Remix.run Logo
sroerick 6 hours ago

I'm not really qualified to talk about either topic at length, but my impression is that the Microservice crowd is kind of a different group than the anti-OOP crowd.

As a total beginner to the functional programming world, something I've never seen mentioned at length is that OOP actually makes a ton of sense for CRUD and database operations.

I get not wanting crazy multi tier class inheritance, that seems like a disaster.

In my case, I wanted to do CRUD endpoints which were programmatically generated based on database schema. Turns out - it's super hard without an ORM or at least some kind of object layer. I got halfway through it before I realized what I was making was actually an ORM.

Please feel free to let me know why this is all an awful idea, or why I'm doing it wrong, I genuinely am just winging it.

abraae 5 hours ago | parent | next [-]

You're not wrong.

It's fashionable to dunk on OOP (because most examples - like employee being a subtype of person - are stupid) and ORM (because yes you need to hand write queries of any real complexity).

But there's a reason large projects rely on them. When used properly they are powerful, useful, time-saving and complexity-reducing abstractions.
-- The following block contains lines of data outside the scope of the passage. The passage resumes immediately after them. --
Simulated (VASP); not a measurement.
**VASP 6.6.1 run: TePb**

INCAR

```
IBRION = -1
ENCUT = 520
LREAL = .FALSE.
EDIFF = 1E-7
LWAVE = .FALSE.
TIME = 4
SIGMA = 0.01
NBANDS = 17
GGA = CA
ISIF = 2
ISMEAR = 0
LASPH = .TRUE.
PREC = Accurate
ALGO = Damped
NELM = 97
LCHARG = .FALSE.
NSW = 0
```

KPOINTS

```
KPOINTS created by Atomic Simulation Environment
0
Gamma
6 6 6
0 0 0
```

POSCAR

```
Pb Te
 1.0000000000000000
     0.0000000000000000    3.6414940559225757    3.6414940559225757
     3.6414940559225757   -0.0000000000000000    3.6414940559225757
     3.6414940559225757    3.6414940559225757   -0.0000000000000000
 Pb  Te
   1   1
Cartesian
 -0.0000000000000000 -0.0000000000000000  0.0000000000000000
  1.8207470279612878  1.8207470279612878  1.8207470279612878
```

Code hipsters always push new techniques and disparage the old ones, then eventually realise that there were good reasons for the status quo.

Case in point the arrival of NoSQL and wild uptake of MongoDB and the like last decade. Today people have re-learned the value of the R part of RDBMS.

senderista 5 hours ago | parent [-]

Large projects benefited from OOP because large projects need abstraction and modularization. But OOP is not unique in providing those benefits, and it includes some constructs (e.g. inheritance, strictly-dynamic polymorphism) that have proven harmful over time.

abraae 5 hours ago | parent [-]

Inheritance == harmful is quite an extreme position.

Jtsummers 4 hours ago | parent [-]

It may be extreme, but it's very common. It's probably the single most common argument used against OOP. If you drop out inheritance, most of the complaints about OO fall away.

marcosdumay 3 hours ago | parent | prev | next [-]

> As a total beginner to the functional programming world, something I've never seen mentioned at length is that OOP actually makes a ton of sense for CRUD and database operations.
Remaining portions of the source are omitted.